[Koha] Koha license upgrade voting method
MJ Ray
mjr at phonecoop.coop
Mon Jan 10 12:13:22 NZDT 2011
[Sorry to anyone who had problems emailing me the last day or two. I
think my on-list domain (phonecoop.coop) had one DNS server change IP
address before that co-op's DNS admin reconfigured, but it works now.]
Thomas Dukleth wrote:
> On Thu, January 6, 2011 16:58, MJ Ray wrote: [...]
> > But I think I lean towards some sort of range voting rather than
> > preference voting. See http://en.wikipedia.org/wiki/Range_voting
> > After all, we already see this in meetings, although most votes
> > are uncontroversial and mostly a stream of explicit +1s or silent 0s.
>
> Most every question at meetings has only two options, essentially yes or
> no, not counting abstention. We essentially have approval range voting at
> meetings but I do not know of a case when a different voting method would
> have actually changed the outcome.
Well, without knowing how people would have voted in an ordering
system, it's hard to compare.
> Issues on which there is no clear
> consensus or which need wider input than those present at an IRC meeting
> are defered to the mailing list for discussion.
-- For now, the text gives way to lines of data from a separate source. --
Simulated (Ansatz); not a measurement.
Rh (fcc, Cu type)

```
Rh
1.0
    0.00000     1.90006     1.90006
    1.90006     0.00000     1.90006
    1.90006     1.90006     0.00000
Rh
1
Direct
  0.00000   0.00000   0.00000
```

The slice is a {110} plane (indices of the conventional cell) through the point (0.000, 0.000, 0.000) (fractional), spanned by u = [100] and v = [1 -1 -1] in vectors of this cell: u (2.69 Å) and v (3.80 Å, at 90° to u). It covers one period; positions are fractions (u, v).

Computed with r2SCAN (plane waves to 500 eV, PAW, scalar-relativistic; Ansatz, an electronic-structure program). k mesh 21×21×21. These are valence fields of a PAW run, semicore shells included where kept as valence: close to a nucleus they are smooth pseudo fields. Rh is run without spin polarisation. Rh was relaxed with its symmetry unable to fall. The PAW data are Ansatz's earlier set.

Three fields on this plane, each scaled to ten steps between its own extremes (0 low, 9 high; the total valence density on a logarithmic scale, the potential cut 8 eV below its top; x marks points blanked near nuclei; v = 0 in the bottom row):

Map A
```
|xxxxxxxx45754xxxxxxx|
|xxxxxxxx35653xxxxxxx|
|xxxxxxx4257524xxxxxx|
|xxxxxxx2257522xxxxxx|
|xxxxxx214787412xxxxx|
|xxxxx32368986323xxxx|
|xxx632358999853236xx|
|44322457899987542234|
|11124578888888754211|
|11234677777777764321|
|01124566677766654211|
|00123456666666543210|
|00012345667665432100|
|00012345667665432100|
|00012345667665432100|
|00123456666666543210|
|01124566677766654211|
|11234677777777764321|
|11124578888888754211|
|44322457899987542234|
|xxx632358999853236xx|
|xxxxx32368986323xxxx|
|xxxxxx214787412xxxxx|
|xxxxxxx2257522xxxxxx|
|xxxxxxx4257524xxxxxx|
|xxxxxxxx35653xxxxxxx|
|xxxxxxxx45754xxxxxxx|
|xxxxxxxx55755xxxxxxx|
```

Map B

Can anyone think of other issues which haven't reached some
compromise after the come to the mailing list?
> [...] When
> there is a strong objection from someone to an option presented at an IRC
> meeting, then the question is changed; such as when someone has a
> scheduling problem with a proposed date to hold the next meeting, the
> proposed date is changed to accommodate.
I'd like to see something similar happen in this vote if possible,
hence the later suggestion of some way for options to join and leave
the vote.
> > I think I would centre the range on 0 and ask people to vote on each
> > option between -10 and +10, but try to avoid putting two options on
> > the same number. We should understand -10 as the option is completely
> > unacceptable and that voter will probably start looking for the exit.
> > We should ask for a reason for any -ve vote, to see if that can be
> > changed by some amendment to the option. I'd like those reasons to be
> > announced anonymously and used as a start for some further discussion.
> >
> > Does that voting system make sense? Can we do better?
>
> Is "-ve a typing mistake" or a voting option?
-ve = negative = all voting options below 0.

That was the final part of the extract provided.